I just finished up a freshening on an engine for my monster truck customer.  That engine has a Sonny Bryant 4.500 stroke forged crank with a "boss" snout and a double keyway setup.  I used a neutral balanced small block Ford crank hub and I fitted it with .0005 interference.  I always install it using some anti seize compound and then torque the ARP crank bolt tight using an impact wrench.  This particular engine has been used for more than 15 years and it has seen TONS of run time.  The crank snout always looks great there are a few very minor discolored areas on the snout itself but I've never seen any galling what so ever.   These cranks are nitrided are far as I know but I don't think that the hub is anything special and the surface is honed inside from when I fitted it originally.  Wouldn't you think that the tortional vibration would be pretty high on even a mild blown alcohol engine like this one?  It gets turned to about 7200-7500rpm max most of the time.

At the shop I have a big Chevy engine that was also built about 15 years ago for a mud racer and had never been apart.  No where near the run time or power output as the monster truck but that balancer was very difficult to remove when I tore down the engine.  It had places where it had welded itself to the crank snout.  That engine has a 4.250 stroke Eagle forged crank with center counter weights and the balancer was a Powerbond SFI piece.  I know it was also fitted with .0005 interference when I originally assembled the engine.   Fortunately the crank snout was easy to polish and it will work again.  

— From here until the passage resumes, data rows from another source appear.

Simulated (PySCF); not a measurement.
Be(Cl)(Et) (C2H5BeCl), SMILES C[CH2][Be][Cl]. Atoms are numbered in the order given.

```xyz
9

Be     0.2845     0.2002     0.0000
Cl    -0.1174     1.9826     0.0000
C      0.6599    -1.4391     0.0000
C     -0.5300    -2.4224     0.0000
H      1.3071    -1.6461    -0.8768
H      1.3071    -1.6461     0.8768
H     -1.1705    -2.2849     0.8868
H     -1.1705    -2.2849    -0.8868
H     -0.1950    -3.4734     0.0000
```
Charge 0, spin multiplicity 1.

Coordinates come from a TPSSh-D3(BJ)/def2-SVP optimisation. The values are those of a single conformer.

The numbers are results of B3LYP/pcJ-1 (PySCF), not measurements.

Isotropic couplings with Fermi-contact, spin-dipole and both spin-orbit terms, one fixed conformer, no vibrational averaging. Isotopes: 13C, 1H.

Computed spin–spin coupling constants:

Perhaps the Eagle crank does not have the same quality heat treatment as the Bryant crank??
I know that when Eagle products first started coming to market in the early 90's....a very lot of it was absolute crap!! Cranks that were out of round on the journals, and sometimes one main journal would a little too big, and the next one would be small.
I worked in a well known race engine shop here in So. Cal back then, and we were rejecting a lot of that early Eagle stuff.
I know the quality has improved over the years, but it is possible that a few parts and pieces still get out the door that is not of high of a standard than the rest.

This Eagle crank was really nice size wise and the bearings all look absolutely great but I do wonder about the heat treating/surface hardness on the snout itself.  I think that Eagle cranks are induction hardened on the journals and not nitrided but I'm not sure.  Nothing in the engine shows any signs of distress from torsional vibration.  The timing set looks like it hasn't even been run.  I wonder if the original poster has a crank that's similar in his big Ford?

I have a circle track customer's engine that's coming in for freshening and it also has an Eagle forged crank with an ATI damper. It is a 500 horsepower application with a crank that has the counter weights cut way down with a light bob weight. That crank has about six seasons of racing on it and it's been two years since I've had it apart. I'll see what it looks like. That crank was fine on the sizes of the journals but the snout was undersized. I had to get an under sized hub and hone it to fit.